Routes and Territories

Saturday, Nov 2, 2019 – May 31, 2020

220 E. Chicago Ave.
Chicago, IL 60611

Human migration takes place across the world, but its stories and circumstances vary. The experiences of people who have left their country of origin to establish a new life elsewhere are rooted in longstanding—and myriad—histories of displacement. Routes and Territories brings together three works from the MCA Collection that address human migration by focusing on a particular region, Latin America, where colonialism and the forced movement of entire cultures have deeply affected communities.

The exhibition is divided into two rooms. Panorama Catatumbo (2012–16) by Noemí Pérez(Colombian, b. 1962) fills the interior gallery space with vast canvases that transport the viewer to Colombia’s lush Catumbo jungle—and centuries-old politics. Pérez’s long, horizontal landscapes recall the “panoramic painting” that sixteenth-century Spanish colonizers used to document and romanticize unfamiliar territories of the American continent. Meanwhile, tucked into the verdant vegetation, scenes of present-day activities outside the law, such as smuggling and paramilitary activity, reflect the current societal complexity of the area between contemporary Colombia and Venezuela, where political and economic struggles take place within the countries’ alluring natural environment.

Fragments of Latin America’s fraught past, both distant and recent, also appear in the additional two works in the exhibition. To make Guamán 1(2016–17), Andrés Pereira Paz (Bolivian, b. 1986) excerpted images from an illustrated manuscript written in the 1610s by Felipe Guamán Poma de Alaya, a nobleman who documented the brutal treatment of Andean indigenous peoples by Spanish settlers. To recreate the disturbing images, Paz molded wire into the shape of kicking legs, pushing arms, and hands holding a whip and rock. In Las cosas vividas antes de nacer (The Lived Things Before Being Born) (2017), Noé Martínez (Mexican, b. 1986) films his mother and father as they return to the land in Mexico where they once lived. When Martínez’s parents were young adults, changes in governmental policy forced them to migrate to Mexico City and displaced their indigenous community, called Calmecayo, to a neighboring location. For Martínez, excavating this lost history meant investigating his family’s roots. Over the course of the video, we see the couple visit the former site of Calmecayo to reconstruct their memories of their life and indigenous language.

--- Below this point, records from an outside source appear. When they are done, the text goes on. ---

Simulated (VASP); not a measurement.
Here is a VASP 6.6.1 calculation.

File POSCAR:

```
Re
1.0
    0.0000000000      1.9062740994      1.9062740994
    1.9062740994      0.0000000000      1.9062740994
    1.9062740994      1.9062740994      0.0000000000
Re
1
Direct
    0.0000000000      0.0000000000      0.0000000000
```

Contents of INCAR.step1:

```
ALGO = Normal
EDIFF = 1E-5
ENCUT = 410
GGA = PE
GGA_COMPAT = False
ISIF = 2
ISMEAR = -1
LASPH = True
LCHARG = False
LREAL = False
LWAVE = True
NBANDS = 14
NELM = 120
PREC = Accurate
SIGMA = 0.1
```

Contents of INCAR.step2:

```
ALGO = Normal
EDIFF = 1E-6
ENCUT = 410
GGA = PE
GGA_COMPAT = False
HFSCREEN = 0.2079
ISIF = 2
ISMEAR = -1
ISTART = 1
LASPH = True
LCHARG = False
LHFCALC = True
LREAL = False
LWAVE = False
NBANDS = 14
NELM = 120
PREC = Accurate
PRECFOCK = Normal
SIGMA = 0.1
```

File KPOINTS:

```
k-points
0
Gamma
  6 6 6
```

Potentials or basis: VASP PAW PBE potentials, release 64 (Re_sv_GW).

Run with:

Personal, social, and political dynamics can turn a territory into a site of controversy and loss—and shape individual identity. By constructing a critical interpretation of displacement and migration in Latin America, these artists explore the ways that land retains history and memory, and cultures forge new routes across boundaries.

The exhibition is organized by José Esparza Chong Cuy, former Pamela Alper Associate Curator, with Nina Wexelblatt, former Curatorial Assistant. It is presented in the Turner Galleries on the museum's fourth floor.